Jennifer Shilling, the former minority leader of the Wisconsin Senate, has joined Dairyland Power Cooperative as the La Crosse utility’s government relations manager.
Shilling, who resigned last month after two decades in the state Legislature, will help develop the utility’s legislative, regulatory and member relations strategies at the state and federal level.
“Jennifer’s record of service to the people of western Wisconsin is well known, including her positive, proven ability to work with lawmakers of both parties,” Dairyland CEO Barb Nick said in a statement. “Those capabilities will be an asset to Dairyland’s cooperative membership, as we continue to work for safe, sustainable and reliable power in our four-state service area.”
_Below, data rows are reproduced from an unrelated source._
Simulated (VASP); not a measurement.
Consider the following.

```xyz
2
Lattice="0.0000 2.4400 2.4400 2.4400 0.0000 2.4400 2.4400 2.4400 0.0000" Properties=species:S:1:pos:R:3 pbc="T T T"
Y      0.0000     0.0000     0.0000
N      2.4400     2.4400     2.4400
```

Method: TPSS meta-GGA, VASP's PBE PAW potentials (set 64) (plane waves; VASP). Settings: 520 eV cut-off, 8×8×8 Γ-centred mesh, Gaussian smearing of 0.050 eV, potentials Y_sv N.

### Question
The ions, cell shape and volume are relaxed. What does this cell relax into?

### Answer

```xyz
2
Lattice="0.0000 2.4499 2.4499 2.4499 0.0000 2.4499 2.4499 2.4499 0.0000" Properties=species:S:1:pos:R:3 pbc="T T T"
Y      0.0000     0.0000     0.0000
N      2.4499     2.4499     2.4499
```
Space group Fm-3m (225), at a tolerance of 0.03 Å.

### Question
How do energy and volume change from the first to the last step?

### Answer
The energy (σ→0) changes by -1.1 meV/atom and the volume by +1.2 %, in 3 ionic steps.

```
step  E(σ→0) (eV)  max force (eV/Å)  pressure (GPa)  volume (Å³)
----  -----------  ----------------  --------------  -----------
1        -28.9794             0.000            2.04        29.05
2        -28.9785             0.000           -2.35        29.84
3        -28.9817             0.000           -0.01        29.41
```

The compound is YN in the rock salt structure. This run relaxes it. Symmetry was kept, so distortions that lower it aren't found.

Shilling, a Democrat from La Crosse, was elected to the Assembly in 2000 and won a Senate seat in a 2011 recall election. She served as Senate minority leader since 2015.
She announced in April that she would not seek another term.
“It is an exciting time in the energy industry and I look forward to developing strategies that reflect Dairyland’s commitment to communities now and into the future,” Shilling said. “Through this new opportunity, I can continue to serve residents and rural communities in the essential service of delivering electricity to businesses, homes, schools and healthcare facilities.”
Shilling will join Brian Rude, a former Republican state senator from La Crosse who leads Dairyland’s regulatory affairs but is planning to retire later this year.
Dairyland spokeswoman Katie Thomson said Shilling was hired “to strengthen the government relations team as a whole, especially given her unique and extensive experience in state and local politics.”
Headquartered in La Crosse, Dairyland provides electricity to 41 rural co-ops and municipal utilities serving nearly 280,000 customers in Wisconsin, Minnesota, Iowa and Illinois.
Dairyland operates coal-fired power plants in Alma and Genoa as well as a hydroelectric dam in Flambeau, Wisconsin. The company is pursuing permits to build a contentious $700 million natural gas generator in Superior that would be co-owned with Minnesota Power.
The utility is also part owner of a controversial power line that would run through southwest Wisconsin between Dubuque and Middleton. Opponents of the line, which was approved by state regulators last year but has been challenged in court, questioned the move.
“Shilling’s hiring reveals a serious, statewide issue,” said Rob Danielson, secretary for the group SOUL of Wisconsin. “We have elected officials refusing to take positions on controversial utility proposals during their terms of public service and this experience helping them qualify for public relations work with the same utility.”